Monday, November 7, 2011

The Life of a Senior Engineer

Well hello folks! It has been quite some time since I last graced y'all with thoughts and happenings from my life. I apologize for that. Life can get pretty crazy in the engineering world.

This semester I am in the last part of my senior design project. Last semester we designed our plane and this semester we get to build a wind tunnel and RC model. One to conduct tests on, the other to fly! We have not begun building our flying model yet but a couple weeks ago we finished our wind tunnel model and had the opportunity to test it in the low speed wind tunnel. It was really exciting!!! I know I am labeling myself as a total nerd with my excitement but it was seriously one of the highlights of this entire semester. I will let the pictures speak for themselves. Enjoy the epic nerdiness...

During Construction

Before Paint

Between Coats

The Final Product. Isn't it a beauty?!!!

The Brink Apex

Now for some pictures from the actual test:
Our plane in the tunnel


Our team, the tunnel, and the Brink Apex.
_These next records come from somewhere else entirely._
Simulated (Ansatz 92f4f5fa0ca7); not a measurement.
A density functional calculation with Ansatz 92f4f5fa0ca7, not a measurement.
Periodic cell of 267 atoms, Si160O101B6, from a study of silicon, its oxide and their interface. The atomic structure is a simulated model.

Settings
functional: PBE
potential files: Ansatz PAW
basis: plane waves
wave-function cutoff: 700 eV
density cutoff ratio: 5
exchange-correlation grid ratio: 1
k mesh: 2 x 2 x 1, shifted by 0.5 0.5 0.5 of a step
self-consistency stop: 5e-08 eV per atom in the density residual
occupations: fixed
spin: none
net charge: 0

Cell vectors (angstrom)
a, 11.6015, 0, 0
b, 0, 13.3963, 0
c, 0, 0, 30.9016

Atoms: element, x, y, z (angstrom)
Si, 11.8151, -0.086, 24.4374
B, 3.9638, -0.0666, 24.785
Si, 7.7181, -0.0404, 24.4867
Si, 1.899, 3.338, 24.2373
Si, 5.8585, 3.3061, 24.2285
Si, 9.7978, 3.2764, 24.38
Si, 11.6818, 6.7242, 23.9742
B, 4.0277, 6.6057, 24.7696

We added trip strips to disturb the flow. That is all I will say about that to avoid sounding more nerdy than I already do.

This is the only picture I have of the model in the tunnel while it was running. 

BA! 

That is all for now. I hope you enjoyed a peek into my life. God Bless!

Monday, September 26, 2011

Winning

I just want to alert everybody to the awesomeness which will be the next few weeks in the liturgical calendar. Prepare yourselves. You will probably have to pick your jaw up off the floor when you are done reading this. So without further ado: Starting today...
Sept 26th- The Feast of Sts. Cosmos &Damian (you know those guys whose names we hear every time the extended version of the Eucharistic Prayer is said). They are legit.
Sept 27th - St. Vincent de Paul
Sept 29th - The Archangels- St. Michael, St. Gabriel, and St. Raphael
Sept 30th - St. Jerome
Oct 1st - St. Therese of Lisieux
Oct 4th - St. Francis of Assisi
Oct 5th - St. Faustina Kowalska
And later on...
Oct 15th - St. Theresa of Avila
Oct 18th - St. Luke
Oct 20th - St. Paul of the Cross
and Oct 22nd - Blessed JPII!! We love you!

KAPOW! That is the sound of Satan getting punched in the face by this incredible lineup! (I literally just punched the air). There is going to be so much grace falling from heaven that Satan won't even be able to see straight. Ha!

Just one more reason why I love the Catholic Church - it gives us weeks like these. :)

Wednesday, September 7, 2011

Prayer

I tend to be a very task oriented person. Maybe it is one of the curses of being an engineer. We focus on results. How you get those results is important but not nearly as important as what the result is. If the plane is flying (not falling out of the sky) who really cares how you got it in the air?? I exaggerate, but you get my point. Being immersed in this life style and already being a task driven individual often causes me to look at life through this lens. Lord, Thank you for said blessings. Please do such-and-such and please help so-and so with this-or-that if it be your will. Amen. This is basically how I have approached my prayer life until now.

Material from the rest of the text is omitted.